Milwaukee couple reaches settlement with city after repeated swatting responses
Patrick Tomlinson MILWAUKEE (CBS 58) -- After years of harassment, frustration, and danger, a Milwaukee couple is poised to receive a settlement payment from the City of Milwaukee.
Patrick Tomlinson and his wife have been the victims of dozens of swatting calls—fake emergency calls that prompt real police responses.
They allege their civil rights have been violated, and the city should have known their home was an intentional target. A judge agrees.
The city has agreed to pay the $575,000 settlement for not properly training 20 officers involved.
Over the years, they repeatedly handcuffed Patrick Tomlinson and his wife at gunpoint and searched their home.

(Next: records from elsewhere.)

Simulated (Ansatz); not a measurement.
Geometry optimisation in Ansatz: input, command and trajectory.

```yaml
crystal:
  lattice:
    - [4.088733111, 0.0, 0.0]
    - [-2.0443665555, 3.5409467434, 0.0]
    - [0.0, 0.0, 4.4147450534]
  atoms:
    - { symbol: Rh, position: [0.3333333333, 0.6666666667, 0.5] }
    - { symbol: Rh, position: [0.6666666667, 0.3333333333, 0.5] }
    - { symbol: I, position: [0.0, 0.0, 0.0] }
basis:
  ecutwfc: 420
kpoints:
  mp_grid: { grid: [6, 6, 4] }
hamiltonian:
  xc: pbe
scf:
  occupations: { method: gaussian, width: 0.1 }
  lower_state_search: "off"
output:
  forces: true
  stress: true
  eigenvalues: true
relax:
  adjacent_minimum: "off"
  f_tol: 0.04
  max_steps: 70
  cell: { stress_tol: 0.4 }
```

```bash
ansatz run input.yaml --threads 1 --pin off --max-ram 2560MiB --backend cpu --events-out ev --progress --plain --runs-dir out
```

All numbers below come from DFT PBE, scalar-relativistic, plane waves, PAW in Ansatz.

We first spoke with Tomlinson in 2022. The swatting calls—and police response—intensified from there.
At the time, Tomlinson told us, "I had been handcuffed, naked, on my front porch at one o'clock in the morning by six officers, with six guns in my face."
It was October 2022 and Tomlinson was worried. Not about the dozens of stalkers making false 911 calls, he was worried about what responding police officers might do when they got to his home.
He said, "Heavily armed, trigger-happy police in full body armor and riot shields and assault rifles."
For years, Tomlinson and his wife had been swatted for bomb threats, assassinations, kidnapping children, hostage situations, mass shootings, and murders.
Each time, MPD would respond, often in force.
"With a stack of heavily armed police officers, who clearly had no idea why they were there," Tomlinson told us at the time. "Who were there on the orders of our stalkers."
For years, Tomlinson begged for MPD to flag his address for any future calls, telling us, "It has led to deaths. People have been killed this way."
Court documents show police often agreed.
On one call, an officer said, "Luckily, we already kind of know this is an ongoing thing, because if we didn’t, this could end up with this guy dead."
One officer sent a memo asking that the home be marked as a “Swatter House” in MPD’s dispatch system. A supervisor declined.
An officer said he "thought the call might be fake;" another "would later testify that he knew there wasn’t an emergency," another said, "We know. We know," when told the address should be flagged.
The house was not flagged, and the swatting worsened after our interview.
One officer raced to respond to one call, even though he had responded the day before to the first of four swatting calls.
In 2024, Tomlinson and his wife filed a federal suit against 20 officers for violating their civil rights.
The court found there were violations but dismissed the individual claims because the officers were granted qualified immunity.
But the suit against the city remained.
On May 4, the two sides agreed to a settlement.
Tomlinson told us he's holding off on commenting until after the settlement is finalized.
His attorney told us, "While no settlement can fix the past or fully account for the conduct of City officials involved, this resolution is some acknowledgment of the repeated constitutional violations that Niki and Patrick endured."
The city's settlement requires Common Council approval and for the mayor to sign off.
It also requires the city to increase its budget for litigation settlements. The city expects that to take about 90 days, meaning the settlement could be finalized in mid-August.